2003 Latest Caselaw 702 Del

Citation : 2003 Latest Caselaw 702 Del
Judgement Date : 16 July, 2003

Delhi High Court
Ujjwal Apparels Company Pvt. Ltd. vs Union Of India (Uoi) And Ors. on 16 July, 2003
Author: Badar Durrez Ahmed
Bench: B D Ahmed

JUDGMENT

Badar Durrez Ahmed, J

1. In this petition, the petitioner has challenged the order dated 23.11.2002 passed by the 2nd Appellate Committee constituted under the Garment Export Entitlement Policy.

2. The brief facts are that the petitioner was allotted a revalidated quota obligation in the year 1996 whereunder he was under an obligation to fulfilll a certain export obligation. It is an admitted fact that the export obligation has not been met. However, the petitioner sought to invoke the force-majeure clause for the non-fulfillment of the export obligation as a ground for setting aside the forfeiture of earnest money deposit/legal undertaking to the tune of Rs. 7,38,126/- The procedure prescribed under the Garment Export Entitlement Policy is that a speaking order is passed by the Apparel Export Promotion Council (AEPC) in cases of non-fulfillment of export obligation. The aggrieved party has a right to appeal before the Textile Commissioner being the First Appellate Authority. Thereafter, there is recourse to the 2nd Appellate Committee constituted under the said policy. The impugned order dated 23.11.2002 has been passed by the 2nd Appellate Committee in the second appeal preferred by the petitioner. In this case, the AEPC, the Textile Commissioner as well as the 2nd Appellate Committee held the forfeiture to be valid and on a finding of facts have indicated that the force-majeure condition would not apply.

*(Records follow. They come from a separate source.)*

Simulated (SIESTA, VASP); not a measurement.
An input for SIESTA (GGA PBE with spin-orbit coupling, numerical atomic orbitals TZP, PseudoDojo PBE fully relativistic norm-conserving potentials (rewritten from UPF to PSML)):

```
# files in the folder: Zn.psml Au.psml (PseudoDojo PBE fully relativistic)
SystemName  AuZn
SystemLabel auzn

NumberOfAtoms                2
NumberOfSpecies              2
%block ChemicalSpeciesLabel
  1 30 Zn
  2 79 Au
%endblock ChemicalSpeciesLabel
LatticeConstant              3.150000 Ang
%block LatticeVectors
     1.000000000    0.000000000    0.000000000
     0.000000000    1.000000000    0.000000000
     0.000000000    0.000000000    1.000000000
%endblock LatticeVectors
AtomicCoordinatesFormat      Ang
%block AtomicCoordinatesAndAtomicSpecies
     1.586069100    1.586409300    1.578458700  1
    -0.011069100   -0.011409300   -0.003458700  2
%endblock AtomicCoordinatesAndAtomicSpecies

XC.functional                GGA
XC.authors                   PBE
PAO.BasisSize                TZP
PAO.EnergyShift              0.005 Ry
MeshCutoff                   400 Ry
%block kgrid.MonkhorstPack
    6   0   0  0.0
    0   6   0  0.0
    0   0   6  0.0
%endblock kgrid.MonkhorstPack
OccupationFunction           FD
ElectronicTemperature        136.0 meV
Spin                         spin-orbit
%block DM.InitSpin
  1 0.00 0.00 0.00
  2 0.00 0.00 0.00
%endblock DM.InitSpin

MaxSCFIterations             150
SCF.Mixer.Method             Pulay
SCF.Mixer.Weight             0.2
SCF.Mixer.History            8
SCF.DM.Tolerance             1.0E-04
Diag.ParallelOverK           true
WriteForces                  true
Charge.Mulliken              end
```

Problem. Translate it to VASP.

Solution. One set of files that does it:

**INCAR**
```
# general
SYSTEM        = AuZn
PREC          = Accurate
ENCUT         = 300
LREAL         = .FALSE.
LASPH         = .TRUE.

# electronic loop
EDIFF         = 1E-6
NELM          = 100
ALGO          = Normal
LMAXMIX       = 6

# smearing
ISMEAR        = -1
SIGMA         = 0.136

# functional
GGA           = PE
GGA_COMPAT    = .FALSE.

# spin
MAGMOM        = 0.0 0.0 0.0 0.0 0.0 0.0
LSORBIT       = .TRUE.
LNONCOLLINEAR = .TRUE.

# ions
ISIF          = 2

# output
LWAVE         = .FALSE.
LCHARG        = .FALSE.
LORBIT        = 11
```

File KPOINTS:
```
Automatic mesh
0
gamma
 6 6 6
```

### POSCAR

3. The learned counsel Mr. Chatterjee appearing on behalf of the petitioner has put forward two grounds of challenge of the impugned order. First of all, he submits that the impugned order is bad on account of the fact that the constitution of the 2nd Appellate Committee was not as per the policy and, therefore, the decision taken would have no effect in law. The second contention is that certain documents filed by him with regard to the heavy rainfall in Tamil Nadu and, particularly, in Tripur region were not taken account of and not considered by the Appellate Authority. He further submitted that his quota was buyer specific and if the buyer backed out then that would also amount to force-majeure and this aspect has not been fully considered by the Authority.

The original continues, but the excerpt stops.